Early childhood education (ECE) jobs are ideal for people who want to work with infants and young children. Most early childhood education workers have college degrees or state licenses in early childhood development. Licensure and degrees allow graduates to work in various educational settings, such as schools, daycare centers and other institutions.

Most people define early childhood education as the formal teaching and care of children before normal school age — 5-years old, in most countries. In the United States, however, the National Association for the Education of Young Children (NAEYC) identifies “early childhood” as children younger than 8-years old.

Early childhood educators are trained to observe and evaluate young children and to identify their special needs. This can include learning disabilities, physical disabilities and emotional or behavioral disabilities.

Early Childhood Development Education

In the United States, most ECE jobs require a college degree in early childhood development to work with children from birth to the second grade. Typical coursework includes the study of early childhood education, general psychology, child guidance, human development, parenting, family studies and speech/language development.

Many colleges and universities offer specializations related to this major. Examples include: early childhood education and teaching, preschool/kindergarten education and teaching; elementary education and teaching and Montessori teacher education.

People who pursue a career in early childhood education must like working with young children. Communication skills are essential, since early childhood educators must work with both children and their parents. Early childhood educators are caring, compassionate people, and they are good motivators, too.
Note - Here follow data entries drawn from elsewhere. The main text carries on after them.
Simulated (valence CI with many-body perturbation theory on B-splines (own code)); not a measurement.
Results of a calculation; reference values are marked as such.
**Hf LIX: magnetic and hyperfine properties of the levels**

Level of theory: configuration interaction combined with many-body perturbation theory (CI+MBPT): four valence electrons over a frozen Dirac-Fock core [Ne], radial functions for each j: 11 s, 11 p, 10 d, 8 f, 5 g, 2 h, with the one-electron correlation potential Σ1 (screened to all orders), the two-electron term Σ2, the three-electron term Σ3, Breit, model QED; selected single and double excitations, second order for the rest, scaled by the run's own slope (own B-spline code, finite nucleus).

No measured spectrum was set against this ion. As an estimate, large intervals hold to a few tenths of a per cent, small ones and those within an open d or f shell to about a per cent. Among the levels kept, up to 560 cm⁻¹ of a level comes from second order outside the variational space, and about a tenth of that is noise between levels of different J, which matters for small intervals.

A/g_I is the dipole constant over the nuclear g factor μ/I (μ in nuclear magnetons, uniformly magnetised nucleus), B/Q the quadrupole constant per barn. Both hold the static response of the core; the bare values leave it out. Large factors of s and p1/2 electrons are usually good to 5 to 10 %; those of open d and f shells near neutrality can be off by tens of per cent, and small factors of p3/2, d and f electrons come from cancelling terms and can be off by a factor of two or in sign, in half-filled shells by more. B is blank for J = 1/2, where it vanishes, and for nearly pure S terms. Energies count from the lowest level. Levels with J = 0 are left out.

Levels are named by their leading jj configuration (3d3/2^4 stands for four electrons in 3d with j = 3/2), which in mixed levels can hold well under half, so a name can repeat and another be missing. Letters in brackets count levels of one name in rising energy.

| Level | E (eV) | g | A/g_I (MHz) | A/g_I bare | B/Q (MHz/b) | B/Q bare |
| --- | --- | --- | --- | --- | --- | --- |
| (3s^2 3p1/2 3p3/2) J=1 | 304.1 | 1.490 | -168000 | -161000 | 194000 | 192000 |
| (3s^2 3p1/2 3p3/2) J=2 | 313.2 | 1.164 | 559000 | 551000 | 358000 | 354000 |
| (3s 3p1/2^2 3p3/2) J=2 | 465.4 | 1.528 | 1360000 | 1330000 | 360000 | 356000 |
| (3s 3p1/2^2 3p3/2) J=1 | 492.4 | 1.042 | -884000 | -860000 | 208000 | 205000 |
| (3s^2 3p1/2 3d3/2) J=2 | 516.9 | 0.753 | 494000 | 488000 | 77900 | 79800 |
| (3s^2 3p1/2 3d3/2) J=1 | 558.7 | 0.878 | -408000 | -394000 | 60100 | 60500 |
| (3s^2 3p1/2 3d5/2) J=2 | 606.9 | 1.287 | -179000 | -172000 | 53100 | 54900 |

Early Childhood Education Careers

Licensed early childhood educators qualify for a number of different jobs, such as child care worker, Head Start teacher, parent program coordinator, parent education specialist, curriculum specialist and public school teacher.

Some college majors are more directly related to employment than others. Employment can be difficult in this field, so ECE students should choose their career path carefully.

Working Conditions

Child care workers, preschool and kindergarten teachers and other early childhood educators nurture, teach and care for young children. They play a crucial role in the development of children from birth through early childhood.

Workers in early childhood education introduce children to reading, writing, art, science and more. They teach through the use of games, music, books, movies, artwork, computers and other tools. Watching children learn new things and develop new skills can be very rewarding.

Early childhood educators work in private programs, daycare centers, schools and other educational settings. They tend to work in small groups or classes, and they have some control over establishing curriculum, performance standards and discipline measures.

Early childhood educators, like childcare workers and preschool teachers, often work part-time schedules, although they usually work year-round. Public and private school teachers typically work a 10-month school year, with two months off for summer vacation.

Early Childhood Educator Salaries

Salaries for early childhood educators span a wide range. The actual ECE salary depends on several different factors, such as education, experience, career path and geographic location.

According to the United States Department of Labor, the average childcare worker today earns an annual salary of $19,300. The median annual income for preschool teachers is $25,700. Education administrators, such as daycare center directors, can earn twice what most childcare workers earn, or $42,960 a year.

The ECE salary in United States public schools is much higher. The lowest salary level applies to teacher’s assistants, who earn a median annual income of $23,220. Kindergarten teachers earn significantly higher wages than teaching aides, around $48,800 annually. Elementary school teachers earn even more, with $51,660 being the median income.

Teaching at higher grade levels usually results in higher pay. Special education teachers earn the best salaries. Of all the teaching jobs in early childhood education, the highest annual income belongs to special education teachers in preschools, kindergartens and elementary schools. They earn a median annual income of $52,250.

Employment Outlook

The United States Bureau of Labor Statistics projects a 19 percent increase in employment growth for early childhood education jobs through 2018. This is a faster-than-average growth rate for all occupations. The federal government expects excellent job prospects for childcare workers and preschool teachers, due to the high turnover rate in preschools and daycare centers. An increasing emphasis on ECE programs should ensure a steady increase in job growth, compared to slower growth in previous years.

On the other hand, overall enrollment in public schools is expected to rise slowly, as children of the baby-boomer generation leave the school systems. Because of this, the job outlook for public school teachers is expected to grow slower than in past years. Teachers in high-demand fields — such as math, science and bilingual education — will have the best prospects for employment in the coming years.